After nearly two weeks of neck-and-neck results, Tacoma voters are still favoring a sweeping set of new rental regulations, with very few ballots left to be counted.
The vote is the latest effort to add tenant-friendly reforms to a regional housing market where high costs and slim supply are squeezing renters. Initiative Measure No. 1 would enact the state’s strongest pro-tenant policies, including six months’ notice for all rent increases, caps on late fees and move-in fees, limits on evictions during the school year and winter months, and a mandate that landlords pay tenants who move out after rent increases of 5% or more.
About 50.4% of Tacoma voters are backing the initiative as of the latest ballot count released Monday. The measure leads by a narrow 363 votes, but appears likely to prevail when the county certifies the election later this month.
Just 50 ballots are left to count across Pierce County, according to the county elections office. Another 139 Tacoma ballots are considered “challenged,” meaning they have signature problems. The county contacts those voters to attempt to fix the issue. Still, those appear unlikely to change the outcome since the initiative leads by more votes than there are challenged ballots.

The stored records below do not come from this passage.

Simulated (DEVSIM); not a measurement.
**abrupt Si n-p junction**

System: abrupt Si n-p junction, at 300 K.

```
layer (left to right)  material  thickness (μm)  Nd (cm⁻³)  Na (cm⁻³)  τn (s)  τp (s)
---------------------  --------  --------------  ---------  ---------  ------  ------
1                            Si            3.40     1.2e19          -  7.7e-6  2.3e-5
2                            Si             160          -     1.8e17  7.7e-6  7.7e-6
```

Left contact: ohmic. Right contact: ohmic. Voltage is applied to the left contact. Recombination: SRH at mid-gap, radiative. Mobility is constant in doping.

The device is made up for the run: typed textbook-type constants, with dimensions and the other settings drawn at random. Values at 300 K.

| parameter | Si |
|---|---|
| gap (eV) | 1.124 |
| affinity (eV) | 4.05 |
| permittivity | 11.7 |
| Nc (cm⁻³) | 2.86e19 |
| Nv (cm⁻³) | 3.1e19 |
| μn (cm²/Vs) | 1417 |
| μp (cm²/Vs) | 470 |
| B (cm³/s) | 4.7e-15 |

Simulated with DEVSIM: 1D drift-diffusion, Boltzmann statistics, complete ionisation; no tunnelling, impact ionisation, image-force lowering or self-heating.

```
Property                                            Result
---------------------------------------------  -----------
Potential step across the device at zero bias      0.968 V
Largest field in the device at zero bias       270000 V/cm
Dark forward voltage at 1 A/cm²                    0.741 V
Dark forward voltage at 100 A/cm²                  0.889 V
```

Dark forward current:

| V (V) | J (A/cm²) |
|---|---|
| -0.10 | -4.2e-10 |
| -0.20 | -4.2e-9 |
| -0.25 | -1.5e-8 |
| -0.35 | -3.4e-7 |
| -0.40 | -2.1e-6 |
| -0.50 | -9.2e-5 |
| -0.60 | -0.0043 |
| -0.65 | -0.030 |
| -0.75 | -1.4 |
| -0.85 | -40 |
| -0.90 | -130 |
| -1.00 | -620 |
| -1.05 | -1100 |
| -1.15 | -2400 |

The county could also still receive other lingering ballots that voters mailed on time but that have not yet arrived, but the number of arriving ballots has dropped off sharply nearly two weeks after Election Day.
The photo finish follows a heated campaign that drew nearly half a million dollars in spending between the two sides.
Labor unions, progressive groups and the Democratic Socialists of America campaigned in favor of the measure, arguing Tacoma renters need the additional protections as the city gentrifies and high rents squeeze working-class tenants.
The election result, although narrow, shows that Tacoma residents are dissatisfied with more timid landlord-tenant reforms the Tacoma City Council has favored, Tacoma for All campaign manager Ty Moore said last week. “The housing crisis is bad enough that we need much bolder solutions and there is an appetite amongst voters for bolder measures.”
“It was a hard-fought battle and I think we won against a lot of odds,” Moore said.
Landlords campaigned against the measure, describing it as unfairly burdensome. They warned the rules could push landlords to sell their properties or discourage new rental housing construction in Tacoma. Realtors also helped fund the opposition campaign, which spent $371,000 against the measure. That dwarfed the $113,000 supporters spent.
Opponents say the narrow margin illustrates that many Tacoma residents did not favor the ideas in the initiative.
“These issues are hard. The voters of Tacoma are not overwhelmingly convinced this is a great plan,” Sean Flynn, executive director of the Rental Housing Association of Washington, which represents landlords, said last week.
A similar but narrower tenant protection measure in Bellingham secured 62% of the vote, according to the latest count there. The proposal was “far more reasonable,” Flynn said.
Although some of the regulations in the Tacoma measure are in place elsewhere in the state, Tacoma’s goes further in several key ways. For example, a relocation assistance program in Seattle applies only in cases when the landlord raises the rent by 10% or more and when the tenant makes below a certain income. Tacoma tenants could receive assistance after 5% rent hikes and regardless of their income.
Supporters hope the outcome in Tacoma could inspire similar proposals elsewhere in the state. “Already we’ve been contacted by a number of housing justice organizers in other cities discussing the potential to launch similar initiatives,” Moore said.
State Sen. Yasmin Trudeau, D-Tacoma, said in a statement from the campaign last week that the victory “has big implications for local and state lawmakers” and “shows that Washington is ready for a new conversation about tenant rights.”
Ballot measures are not subject to automatic recounts and opponents say they don’t plan to request a recount at their own expense. Landlord groups could sue to attempt to block the measure as they’ve done in response to other regulations. Flynn said his organization is still reviewing its options.